That's the root cause. At some point a corp/gov consortium needs to adopt key projects and hire out the maintainers and give them real power and flexibility, perhaps similar to the way a nation might nationalize key infrastructure.

But this is against the core ethos at some level. Freedom and safety can be antagonistic.




You are implying that governments are more technically competent and more trustworthy than open source communities..


Many open source projects often already do receive US government funding, mostly through an onerous grant-application process. Nationalizing American open source projects could make them operate more like European open source where their EU funding is open and clear. The detrimental trade-off, however, is that the American agencies most capable to support and contribute directly to infrastructure security have burned away all trust from the rest of the world. Direct contributions directly from those USG agencies would reduce global trust in those projects even worse.

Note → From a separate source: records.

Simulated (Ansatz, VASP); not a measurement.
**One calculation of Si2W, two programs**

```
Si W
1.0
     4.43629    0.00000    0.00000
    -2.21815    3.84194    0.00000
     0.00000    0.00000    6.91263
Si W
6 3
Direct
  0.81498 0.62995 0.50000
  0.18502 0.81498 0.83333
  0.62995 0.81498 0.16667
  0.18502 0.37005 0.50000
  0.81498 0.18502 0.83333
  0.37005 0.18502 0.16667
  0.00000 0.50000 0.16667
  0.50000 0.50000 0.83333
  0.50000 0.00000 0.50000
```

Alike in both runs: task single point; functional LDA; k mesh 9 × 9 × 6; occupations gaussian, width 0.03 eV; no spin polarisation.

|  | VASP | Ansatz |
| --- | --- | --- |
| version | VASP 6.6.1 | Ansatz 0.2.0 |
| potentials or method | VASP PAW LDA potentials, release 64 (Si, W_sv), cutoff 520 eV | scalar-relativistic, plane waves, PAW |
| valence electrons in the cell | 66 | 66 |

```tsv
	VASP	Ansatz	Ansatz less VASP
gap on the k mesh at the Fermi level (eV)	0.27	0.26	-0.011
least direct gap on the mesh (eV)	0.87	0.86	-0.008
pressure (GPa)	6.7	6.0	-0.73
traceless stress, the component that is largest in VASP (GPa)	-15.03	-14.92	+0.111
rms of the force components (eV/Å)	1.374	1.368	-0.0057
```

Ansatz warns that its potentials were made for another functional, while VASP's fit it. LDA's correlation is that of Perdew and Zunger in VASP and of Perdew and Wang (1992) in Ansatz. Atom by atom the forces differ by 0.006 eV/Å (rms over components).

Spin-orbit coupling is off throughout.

I said nothing of the sort.

I'm implying they are richer.


Avoid compromise with one simple trick: surrender to the attackers


I don't understand how "Accept public money to work full time on key software" is surrender, but I think everyone misunderstood what I said, which usually means I didn't say what I meant.


> gov consortium

Personally I wouldnt trust a govt to not backdoor everything.


A consortium is a great way to get money and power into those maintainers. Never said they should take the power from them or provide code. I think people are hearing their own mind here, not mine.